Huffman in Kotlin | Compress and Decompress | Decode

Huffman tree, also known as Huffman coding, is a data compression algorithm used to encode data in a way that reduces the amount of space required to store it. The algorithm was developed by David A. Huffman in 1952.

The idea behind Huffman coding is to use variable-length codes for different characters, with shorter codes used for more frequently occurring characters and longer codes used for less frequently occurring characters. This way, the total number of bits required to store the data can be reduced.

To create a Huffman tree, the frequency of occurrence of each character in the data is first calculated. The characters are then sorted based on their frequency, with the least frequent characters at the bottom. A binary tree is then constructed, with each leaf node representing a character and its frequency, and the internal nodes representing the sum of the frequencies of its child nodes.
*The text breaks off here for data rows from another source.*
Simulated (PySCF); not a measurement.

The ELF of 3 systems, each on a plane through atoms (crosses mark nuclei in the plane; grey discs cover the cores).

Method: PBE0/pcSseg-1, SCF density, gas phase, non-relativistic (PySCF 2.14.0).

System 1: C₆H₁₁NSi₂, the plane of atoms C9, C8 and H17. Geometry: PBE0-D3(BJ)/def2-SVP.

Starting from the bottom of the tree, each leaf node is assigned a binary code by traversing up the tree to its root, where 0 is assigned to the left child and 1 to the right child. The resulting binary codes for each character are then concatenated to create the compressed data.

When the compressed data is decompressed, the binary codes are read one at a time and traversed down the Huffman tree until a leaf node is reached, at which point the corresponding character is output.

Kotlin code implements Huffman coding :

Kotlin
import java.util.*

class HuffmanNode(val char: Char, val freq: Int, val left: HuffmanNode? = null, val right: HuffmanNode? = null) : Comparable<HuffmanNode> {
    override fun compareTo(other: HuffmanNode): Int {
        return this.freq - other.freq
    }
}

HuffmanNode class represents a node in the Huffman tree. It has three properties: char for the character represented by the node, freq for the frequency of the character, and left and right for the left and right children of the node.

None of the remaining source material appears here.